When we want to migrate our existing (on-prem) VMware workloads to a cloud we have two options. It can be a lift and shift migration to a VMware-As-A-Service solution like GCVE where VMware HCX could be used to guarantee a high performance of migrations and a minimum or no downtime during such a process. The other option is to convert from VMware to cloud native format like Google Compute Engine. This article briefly covers the second approach.
The VM format conversion sounds scary but it is actually a very easy process if you are using Google Migrate for Compute (M4C) service.

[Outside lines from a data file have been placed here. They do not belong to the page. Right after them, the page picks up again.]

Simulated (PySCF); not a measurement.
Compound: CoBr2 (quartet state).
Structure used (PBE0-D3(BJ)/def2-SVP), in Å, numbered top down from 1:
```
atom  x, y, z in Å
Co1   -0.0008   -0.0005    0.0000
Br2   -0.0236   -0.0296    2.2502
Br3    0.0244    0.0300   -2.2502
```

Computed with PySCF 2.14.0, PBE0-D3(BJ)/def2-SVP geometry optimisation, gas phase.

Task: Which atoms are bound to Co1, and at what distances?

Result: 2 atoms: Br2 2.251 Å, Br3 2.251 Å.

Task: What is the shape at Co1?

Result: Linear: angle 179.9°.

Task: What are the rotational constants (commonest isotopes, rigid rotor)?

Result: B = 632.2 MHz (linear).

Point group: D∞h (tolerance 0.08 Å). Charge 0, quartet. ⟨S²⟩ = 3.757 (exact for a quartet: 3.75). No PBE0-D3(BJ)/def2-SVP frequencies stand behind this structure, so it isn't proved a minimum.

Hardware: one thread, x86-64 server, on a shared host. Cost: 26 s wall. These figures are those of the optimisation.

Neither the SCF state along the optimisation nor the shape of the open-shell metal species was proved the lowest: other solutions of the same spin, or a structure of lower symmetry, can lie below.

Imagine you have a VM (or a bunch them) that runs in a vSphere environment (on-prem or on GCVE) and it uses an OS system supported by M4C. In a matter of let’s say an hour (depending on the VM size and its data churn and also assuming you have a connectivity between your on-prem VMware cluster and a VPC where your M4C service is running or Private Service Connection to your GCVE cluster) you can have it running on Google Cloud.
I will use test-aga-vm that runs on Ubuntu in my example.
What you need to do is to setup you M4C environment following official Google’s documentation. One of the steps is to enable Migrate for Compute API after which you will find your M4C dashboard is under “Compute Engine”
When everything is set on GCP side (APIs and permissions), the next step is to deploy M4C appliance on your vSphere cluster. The link to the most recent OVA version is included in the documentation.
The most important part when deploying OVA is to deploy it in a network segment that can access googleapis.com and your DNS. The M4C appliance will have to be able to resolve your vCenter FQDN and also FQDNs of all ESXis in your cluster. It is ok to run it on a vSAN cluster.
When a M4C appliance is ready the only way to ssh to it is via its SSH Private Key. The SSH Public Key has to be provided when M4C is deployed.
After a M4C appliance is powered on, it has to be registered in your project. The registration process looks like this:
admin@migrate-appliance:/m4c/OSS$ m4c register
Please enter vCenter host address: xxx.us-east4.gve.goog
vCenter server SSL certificate fingerprint is xxx
Do you approve?
Please enter vCenter account name to be used by this appliance: firstname.lastname@example.org
Please enter vCenter account password:xxx
vSphere credentials verified
Please visit this URL to authorize this application: https://accounts.google.com/o/xxx
Enter the authorization code: xxx
This Migrate Connector was registered to Source xxx in Project yyy
Please select project:
List is longer than 10, truncating list. Please select or type project.
Please select region:
List is longer than 10, truncating list. Please select or type region.
Please supply new vSphere source name (vSphere source format must be only lowercase letters, digits, and hyphens and have a length between 6 and 63) : vcsa-599
Creating new source…
Please select service account: ("new" to create)
Please supply new service account name (service account format must be only lowercase letters, digits, and hyphens and have a length between 6 and 3 0): migration
Waiting for the Migrate Connector to become active. This may take several minutes…
If you wan to check the status of the appliance, use
After the successful registration you will find new service accounts were created to support migrations and OS customisations.
After a successful registration you will also see in the Source tab a list of all VMs under a registered vCenter.
You can start a VM replication now. After an initial sync you can test-clone your VM (to a sandbox VPC for example) or do a cut-over. For those two actions you need to provide Migration Details for a VM. The M4C service needs to know where do you want your replica to be created, what would be a machine type you want to use when you do a test clone or cut-over and how frequent the replication cycle should be. It looks like this service could be used not only for migrations but also as a DR.
If you want to use a service account, this is where you configure it:
A Cut-over will never delete an original VM on a vSphere side, it will only power it off. Other activities I observed during replication and cut-over were VM snapshots. M4C will not reconfigure a VM that runs on vSphere. In case a cut-over fails, you can always power on an original VM.
When my cut-over task was completed I could ssh into your my migrated VM from a Cloud Shell to evaluate it.
M4C does a lot of OS adaptations when converting the format from VMware to Compute Engine like uninstalling VMware Tools, configuring NIC to use DHCP, installing Google packages etc. A new VM will have new IP addresses that are provided by your VPC. It can also use different CPU and RAM parameters than the ones configured on vSphere, so a migration can also be a good moment to evaluate and resize your VM. M4C also offers a VM utilization report that you can run for a longer period of time on VMs that are still running on vSphere to right size them for a migration.